WHEN BEING “NICE” ISN’T ENOUGH
WE DON’T KNOW how to be both kind and candid here,” a senior vice president at a $6 billion global consumer products company told us. “We’re a family-owned, relationship-oriented company. Our leaders focus on valuing and respecting people. If we err, it’s in being too concerned about keeping things harmonious. We’re overly nice. Since we tend to shy away from confrontation, we don’t give the kind of feedback that helps people grow.”

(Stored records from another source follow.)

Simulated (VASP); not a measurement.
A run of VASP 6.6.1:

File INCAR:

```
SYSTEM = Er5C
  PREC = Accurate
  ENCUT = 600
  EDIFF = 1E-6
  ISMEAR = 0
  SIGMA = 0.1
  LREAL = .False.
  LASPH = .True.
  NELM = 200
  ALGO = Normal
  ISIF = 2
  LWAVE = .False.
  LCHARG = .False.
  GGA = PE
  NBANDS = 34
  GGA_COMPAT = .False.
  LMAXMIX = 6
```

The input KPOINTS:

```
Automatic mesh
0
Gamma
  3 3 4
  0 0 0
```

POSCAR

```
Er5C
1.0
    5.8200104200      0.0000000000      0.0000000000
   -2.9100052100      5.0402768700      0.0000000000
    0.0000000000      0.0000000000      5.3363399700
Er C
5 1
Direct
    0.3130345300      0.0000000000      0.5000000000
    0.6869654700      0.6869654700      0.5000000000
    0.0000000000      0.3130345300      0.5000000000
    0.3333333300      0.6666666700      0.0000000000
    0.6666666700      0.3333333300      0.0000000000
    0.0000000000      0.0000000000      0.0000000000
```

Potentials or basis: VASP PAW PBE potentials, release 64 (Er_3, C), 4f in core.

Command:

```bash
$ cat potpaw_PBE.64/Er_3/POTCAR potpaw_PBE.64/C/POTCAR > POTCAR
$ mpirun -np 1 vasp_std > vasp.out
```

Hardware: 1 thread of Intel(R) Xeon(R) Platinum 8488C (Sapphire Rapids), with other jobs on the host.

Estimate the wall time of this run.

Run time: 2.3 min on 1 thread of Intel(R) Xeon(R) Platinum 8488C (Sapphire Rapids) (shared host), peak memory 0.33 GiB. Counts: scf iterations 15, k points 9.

There’s an obvious flaw when a leader relies solely on the affiliative approach: Work takes second place to feelings. Leaders who overuse this style neglect to offer corrective feedback on performance that could help employees improve. They tend to be overly worried about getting along with people, often at the expense of the task at hand. This “anxious” type of affiliation has been found to drive down the climate rather than raise it. 7 Stewing about whether they’re liked or not, such leaders’ avoidance of confrontation can derail a group, steering them to failure.
Such leaders can easily become clueless, their overly affiliative stance creating a situation where they’re the last to hear bad news. In crises or when people need clear directives to steer through complex challenges, clueless leaders—chummy though they may be—leave followers rudderless.
Despite its benefits, the affiliative style should not be used alone. The style’s exclusive focus on praise can allow poor performance to go uncorrected, and employees may perceive that mediocrity is tolerated. In addition, because affiliative leaders rarely offer constructive advice on how to improve, employees are left on their own to figure out how to do so.
Perhaps that’s why many affiliative leaders—including Joe Torre—use this style in close conjunction with the visionary approach. Visionary leaders state a mission, set standards, and let people know whether their work is furthering the group goals. Ally that with the caring approach of the affiliative leader, and you have a potent combination.
The private Catholic school, located in an impoverished neighborhood of a large metropolitan area, had been losing money for years. No longer able to afford to keep the school going, the archdiocese ordered Sister Mary, who headed the Catholic school system in the area, to shut it down.
But rather than immediately locking the doors, Sister Mary called a meeting of the teachers and staff and explained the details of the financial crisis that threatened the school. She asked for their ideas on ways to help keep the school open, and how to handle the closing, should it come to that. And then she simply listened. She did the same thing at later meetings for school parents, for the community, and then during a successive series of meetings for teachers and staff.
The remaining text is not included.